Easier said than done but not impossible. And each year is a year of possibilities, and the surprise that it was. Lessons can be a shock to the system, which woke me up from my daydreaming and wishful thinking. I may have allowed my escapism to take over what was genuine and beautiful about me and my life. Thank God for grace, and second chances.
Lesson One: Love requires confidence. Facing my fears is one of many uncomfortable cliches I deal with. Otherwise I cannot love in whatever form. This confidence has been welling up slowly through different experiences with my direct family and closest friends. Gone are the days when I coil up in self-pity. Courage is love with a healthy self-esteem, or what I’d like to call “hedgehog love”. I struggled through what seemed like a huge hurdle; I didn’t know how much my heart could take. And, how able my legs were to walk away.
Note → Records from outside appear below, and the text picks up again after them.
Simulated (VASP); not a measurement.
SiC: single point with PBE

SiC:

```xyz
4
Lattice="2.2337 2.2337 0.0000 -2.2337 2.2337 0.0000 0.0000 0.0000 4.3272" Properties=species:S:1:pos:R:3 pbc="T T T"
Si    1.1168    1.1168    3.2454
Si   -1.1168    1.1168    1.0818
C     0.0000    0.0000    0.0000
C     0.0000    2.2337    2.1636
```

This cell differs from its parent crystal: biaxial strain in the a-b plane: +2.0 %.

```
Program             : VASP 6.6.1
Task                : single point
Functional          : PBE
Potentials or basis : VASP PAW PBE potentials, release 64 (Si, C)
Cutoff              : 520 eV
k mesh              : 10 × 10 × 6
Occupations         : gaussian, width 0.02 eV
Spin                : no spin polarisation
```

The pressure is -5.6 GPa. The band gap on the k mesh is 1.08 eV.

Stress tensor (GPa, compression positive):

Lesson Two: Sadness and tiredness will never go away. Because I am human this is part of the process and makes me ME. Rest is now part of my lifestyle in that I can stop, look, and listen to my heart, mind, and soul. When I am present to myself, I can heal completely, I become whole. I have permitted myself a vulnerability which opens me up to more opportunities to love. I can pause, take a breath, and continue on; detours are probable as long as it helps me stay the course.
Lesson Three: Being liked is overrated. Hard to swallow but a necessary pill. Yes, at times, I am vain, self-centered, and a social butterfly. This feeds my ego but I need to stop overeating ---validation, affection, compliments, attention, acknowledgment. It was call time to get fit ---from the inside out. I am not entitled to anything, nor deserve any love or praise received. If others offer patience and understanding, that is gift enough.
Lesson Four: Lost is a place too. Self-awareness means awareness of both the light and dark areas in me. More questions just meant more seeking, and more seeking meant more questions. Answers come eventually but I’ve found that insight is far more valuable. When I allow the process to form and stretch me I come out wiser. Discernment is good for my soul, as darkness helps me appreciate the light.
Lesson Five: Best is better. Words unsaid are not left... but given time to mature into something more. Space and solitude is life and air to me, and to those whom I’m journeying with. There is contentment in not trying to figure everything out because God gives grace and a spirit of surrender to just BE. How the world handles the search for meaning and purpose is a relentless rat race, pitting good against better, and still not winning. I will let the Holy Spirit show me what the best life is instead.